On 10 Nov 2010, at 11:49 AM, Plüm, Rüdiger, VF-Group wrote:
Have we not created a pool lifetime problem for ourselves here?
In theory, any attempt to read from the backend connection should
create buckets allocated from the r->connection->bucket_alloc
allocator, which should be removed from the backend connection when
the backend connection is returned to the pool.
I guess we need a dedicated bucket_allocator at least in the beginning
as we cannot guarantee that anyone in the create_connection hook uses
the bucket_allocator to create an object that should persist until the
connrec of the backend connection dies.
Exchanging the allocator later each time we get the connection from
the conn pool might create similar risks. But I admit that the later
is only a gut feeling and I simply do not feel well with exchanging
the
allocator. I have no real hard facts why this cannot be done.
The proxy currently creates the allocator in
ap_proxy_connection_create(), and then passes the allocator to the
various submodules via the ap_run_create_connection() hook, so it
looks like we just passing the wrong allocator.

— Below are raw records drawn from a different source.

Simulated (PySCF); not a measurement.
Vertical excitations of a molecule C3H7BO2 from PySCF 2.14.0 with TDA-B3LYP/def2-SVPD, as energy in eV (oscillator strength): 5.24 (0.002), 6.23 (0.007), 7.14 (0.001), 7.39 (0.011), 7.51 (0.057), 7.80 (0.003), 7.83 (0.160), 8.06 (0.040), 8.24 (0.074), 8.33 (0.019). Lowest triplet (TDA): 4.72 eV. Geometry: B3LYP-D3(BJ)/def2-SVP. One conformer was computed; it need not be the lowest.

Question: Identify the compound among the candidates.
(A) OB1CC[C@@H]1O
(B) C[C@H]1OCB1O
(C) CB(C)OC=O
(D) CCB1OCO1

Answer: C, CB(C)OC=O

So without trying to offend anyone, can we see the use case for the
asap returning
again?
Right now, we are holding backend connections open for as long as it
takes for a frontend connection to acknowledge the request. A typical
backend could be finished within milliseconds, while the connection to
the frontend often takes hundreds, sometimes thousands of
milliseconds. While the backend connection is being held open, that
slot cannot be used by anyone else.
In addition, when backend keepalives are kept short (as ours are), the
time it takes to serve a frontend request can exceed the keepalive
timeout, creating unnecessary errors.
This issue is a regression that was introduced in httpd v2.2, httpd
2.0 released the connection as soon as it was done.